The campuses have an emphasis on student made murals which have gone a long way in improving the aesthetics of the campuses. More murals or places to display art both permanently and temporarily are wanted.
A new component for Administration has been espoused in these Ed Specs as a response to the need for space to better support CCUSD’s concept of school as a center for the community: the Welcome Center and Community Hub. Landscape design that includes a covered entry with seating creates a space for the community and enhances the security of the school. The space could be larger with outdoor tables that provide a place for parents to linger and connect to each other.
Concepts and Ideas
A common pattern of CCUSD’s campuses is a lack of protection from the sun and rain when student move from their classrooms to shared resource space. This presents a challenge especially for Pre-K, TK and Kinder students who need more time to get from one place to another. When planning spaces for Early Childhood students, their learning studios should be in proximity to the shared resource spaces. Another common issue is the lack of protection from sun and rain for the backpacks hanging outside the classrooms. Lunches are stored in backpacks and should not be exposed to the sun. Best practices are to provide shade canopies for circulation and overhangs to protect the windows and backpacks from direct sun.

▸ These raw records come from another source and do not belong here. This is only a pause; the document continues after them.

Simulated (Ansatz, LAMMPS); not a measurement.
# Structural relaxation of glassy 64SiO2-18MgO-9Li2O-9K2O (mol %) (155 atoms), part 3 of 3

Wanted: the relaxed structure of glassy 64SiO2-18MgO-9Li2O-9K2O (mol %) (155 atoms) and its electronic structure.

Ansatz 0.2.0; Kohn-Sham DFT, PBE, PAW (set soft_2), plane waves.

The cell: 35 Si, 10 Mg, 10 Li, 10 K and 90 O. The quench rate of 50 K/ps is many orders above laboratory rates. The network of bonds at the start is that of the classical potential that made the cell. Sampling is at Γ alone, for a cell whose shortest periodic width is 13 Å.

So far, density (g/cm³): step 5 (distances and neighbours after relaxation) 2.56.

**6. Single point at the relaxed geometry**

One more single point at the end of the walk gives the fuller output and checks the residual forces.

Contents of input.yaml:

Outdoor Learning and Dining
Common patterns occurring in the CCUSD campuses are: wasted landscape space that could be transformed into useable learning and play space, a lack of shade for fundamental needs such as eating lunch or preschoolers having snacks outdoors; and a lack of outdoor space to use for after school programs that are visually connected to the indoor spaces used. The detailed site committee reports that DLR Group made at the time of the Master Plans and Ed Specs show specific ways to make the most of wasted outdoor space by converting them into Outdoor Learning spaces.
In some cases, such as at Linwood Howe Elementary School, there is a courtyard that is only used when the teacher takes the entire class outside. If windows with views to this space were to be added, this space would be used for learning. If the space were to be fitted out as per the Ed Specs, almost any type of learning activity that takes place indoors could take place outdoors. The outdoor learning spaces will go a long way to support project-based learning and disciplines such as art and science.
Concepts and Ideas
El Marino Elementary School has the issue of being located too close to a freeway, so outdoor spaces need trees that help filter the air and acoustically buffer and the master plan for this campus captures outdoor space to create Indoor Commons. The landscape architect on the project shall ensure the selection of trees are both native and with an excellent capacity for cleaning the air and absorbing CO2.
Outdoor Learning spaces can also be used for dining because the Ed Specs call for fitting them out with shade, hardscape, outdoor furniture, water source, power source, and WiFi for learning activities. In the future, when renovations can create small learning communities of no more than 150 students, these spaces will allow students to eat with their cohort and more easily connect with each other. Opportunities for improving Outdoor Dining next to future Cafés exist to create more collegiate style outdoor spaces for middle school and the high schools as well as adding shaded space and round tables with umbrellas (and no metal grating that food gets caught in)to promote social emotional learning while eating, starting in early childhood. Having more space for outdoor dining will also allow campuses fewer lunch shifts giving students more time to eat while alleviating the lack of indoor dining space.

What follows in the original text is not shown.